Brooklyn Borough President Eric Adams holds one of the buckets that Brevoort Houses residents are using to bring fresh water into their homes.
Problems first began at the Brevoort Houses about a month ago, when residents reported intermittent water pressure on the NYCHA online dashboard, a website meant to record and track tenant complaints.
NYCHA turned the water off, then it came back on for about five hours with the issue logged as resolved.
Shortly after, it went off again, Adams said. Now residents in 13 buildings and 894 apartments are still relying on a row of spigots set up at 311 Patchen Ave. for fresh water.
And they have no idea when NYCHA will finish fixing the undisclosed problem in one tank and cleaning the second, where maintenance workers found a homeless person sleeping, the Borough President said.
“That homeless person had a better accommodation than some of the apartments we’ve seen in NYCHA,” Adams said. “He would rather sleep in a tank then some of these apartments.”
Lucy M., 19, a college student who lives in the Brevoort Houses with her aunt, said she’s terrified for the seniors and mothers with small children who must lug heavy gallons of water up dark and narrow stairs into their homes.
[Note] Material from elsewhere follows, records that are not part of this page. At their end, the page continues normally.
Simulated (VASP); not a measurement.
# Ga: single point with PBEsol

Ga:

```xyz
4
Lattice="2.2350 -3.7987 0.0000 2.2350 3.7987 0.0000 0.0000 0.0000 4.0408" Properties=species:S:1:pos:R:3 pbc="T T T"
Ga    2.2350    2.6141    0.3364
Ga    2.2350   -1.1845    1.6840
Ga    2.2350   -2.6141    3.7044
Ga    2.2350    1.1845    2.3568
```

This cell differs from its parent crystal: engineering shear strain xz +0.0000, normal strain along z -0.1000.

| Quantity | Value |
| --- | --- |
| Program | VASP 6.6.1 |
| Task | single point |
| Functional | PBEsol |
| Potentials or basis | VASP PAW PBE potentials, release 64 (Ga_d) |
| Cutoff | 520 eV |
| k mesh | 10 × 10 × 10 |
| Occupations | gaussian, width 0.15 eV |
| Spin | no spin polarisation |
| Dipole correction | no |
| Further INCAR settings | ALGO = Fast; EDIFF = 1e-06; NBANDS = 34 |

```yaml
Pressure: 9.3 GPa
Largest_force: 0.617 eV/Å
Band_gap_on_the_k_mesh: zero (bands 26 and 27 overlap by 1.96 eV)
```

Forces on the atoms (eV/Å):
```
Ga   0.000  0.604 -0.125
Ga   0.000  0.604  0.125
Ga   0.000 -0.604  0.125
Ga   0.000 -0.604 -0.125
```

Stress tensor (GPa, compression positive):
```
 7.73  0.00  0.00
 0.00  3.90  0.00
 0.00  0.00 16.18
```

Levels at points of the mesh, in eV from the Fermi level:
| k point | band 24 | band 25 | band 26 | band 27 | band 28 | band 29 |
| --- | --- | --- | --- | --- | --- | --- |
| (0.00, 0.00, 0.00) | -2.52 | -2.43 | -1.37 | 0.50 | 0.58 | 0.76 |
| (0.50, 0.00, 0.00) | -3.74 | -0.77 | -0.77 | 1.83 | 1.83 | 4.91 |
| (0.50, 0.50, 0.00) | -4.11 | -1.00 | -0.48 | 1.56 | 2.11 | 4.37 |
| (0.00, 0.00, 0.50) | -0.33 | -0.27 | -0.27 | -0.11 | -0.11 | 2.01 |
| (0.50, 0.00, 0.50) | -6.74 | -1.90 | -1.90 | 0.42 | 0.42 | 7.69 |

Several residents who rallied out the Brevoort Houses, where residents must carry water into their homes, rely on walkers and canes to move around the sprawling housing development.
“It’s a human right for us to be able to have our water,” said Lucy, who declined to give her last name. “We don’t deserve whatever is going on.”
Lucy said she spent $50 for the gallon-jugs she fills with water, stacks in a shopping cart, pulls back to her building and up two flights of stairs to the elevator, which doesn’t always work.
Even though Lucy has to haul water and heat it on the stovetop to bathe, she feels lucky because, unlike some residents, she can afford to clean her clothes at the laundromat and doesn’t have to take care of small children.
“I feel violated, I feel abused, I feel the pain for everyone else because this is not right,” Lucy said. “It’s a hot mess.”
Adams told the outraged residents his office will contact Governor Andrew Cuomo to discuss implementing an oversight program similar to the NYPD’s CompStat to improve what he said was a systematic transparency problem at NYCHA.
“These are professional liars,” Adams said. “All people want is communication.”
NYCHA did not immediately respond to Patch’s request for comment.